The fatal crash of Nodar Kumaritashvili, a 21-year-old from Georgia, weighed heavily on the opening ceremonies, and chaplains made themselves available to athletes. In a small office in the Olympic Village, Paul Kobylarz leads this year’s Christian chaplaincy program, his fifth Olympics to serve as a chaplain.
“There’s been a lot of confidence displayed toward us being there as a support to handle the questions that come along with a situation like this—the purpose of life and questions about our mortality,” Kobylarz told Christianity Today on Saturday. “We are here to try to answer those questions for the athletes and delegations and to give support in those areas.”
Like many of the chaplains, Kobylarz speaks to athletes from personal experience, having spent three years in Sweden playing professional hockey and 20 years working in sports ministry. Working with athletes at the Olympics is different from other kinds of sports ministry, such as acting as a team chaplain for a professional team, said Kobylarz, who recently became the minister of sports outreach at Traders Point Christian Church in Indianapolis.
“If you are an NFL or NHL team chaplain, you are working with one sport and one coach,” Kobylarz said. “Here at the Olympics, you are meeting someone new each time. People drop in from all over the world, and you don’t know anything about them or their background, maybe very little about their culture.”
Kobylarz was responsible for recruiting Protestant chaplains, so he looked for bilingual chaplains who are in full-time ministry, usually in sports ministry. The Olympic chaplains lead devotions, Bible studies, and worship services from morning to evening as part of the multi-faith chaplaincy programs that share an office in the Olympic Village. Chaplains are not allowed to proselytize while outside of the office, but if an athlete comes to the office, the chaplains can openly talk about Christianity.
“This might be the first time they’ve ever been to a Christian service of any kind, and you don’t know what their preconceived ideas might be of God or Jesus,” said Kobylarz, who also said he knows of a handful of athletes who have become Christians at the Olympics in which he has served.

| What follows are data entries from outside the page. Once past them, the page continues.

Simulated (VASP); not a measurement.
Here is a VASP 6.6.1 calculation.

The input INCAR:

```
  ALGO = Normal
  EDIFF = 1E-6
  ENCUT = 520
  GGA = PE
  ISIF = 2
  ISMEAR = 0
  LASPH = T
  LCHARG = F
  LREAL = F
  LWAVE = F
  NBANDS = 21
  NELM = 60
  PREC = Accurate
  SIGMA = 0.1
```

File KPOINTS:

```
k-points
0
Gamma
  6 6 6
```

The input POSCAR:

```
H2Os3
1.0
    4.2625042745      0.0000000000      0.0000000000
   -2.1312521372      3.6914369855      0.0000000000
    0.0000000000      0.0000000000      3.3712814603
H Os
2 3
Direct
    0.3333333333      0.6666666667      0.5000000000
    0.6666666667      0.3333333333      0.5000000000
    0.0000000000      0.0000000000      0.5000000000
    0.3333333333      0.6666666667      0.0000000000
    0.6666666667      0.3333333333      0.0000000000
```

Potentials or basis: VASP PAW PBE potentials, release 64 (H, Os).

The Detroit native’s own Olympic dreams were short-circuited even before he took the ice as an 18-year-old hockey player at the Olympic team tryouts in the summer of 1982.
“I feel I have something to offer, as my life was once performance-based,” Kobylarz said. “I had lost my motivation to play, and when I found the Lord, I found a new purpose, a new joy, a new balance.”
After a successful freshman season at the University of Michigan, the high-scoring right wing was invited to the National Sports Festival, where the Olympic team is chosen. What should have been a highlight of his athletic career became the most difficult time of his life.
“USA Today had a list of the players who were going to try out. They had big names—guys like Chris Chelios and other future superstars of the NHL,” said Kobylarz, who is still athletic and fit at age 46. “I started comparing myself to them. The more I read about the tryouts, the larger all the other players became in my eyes, and the smaller I became in my own eyes.”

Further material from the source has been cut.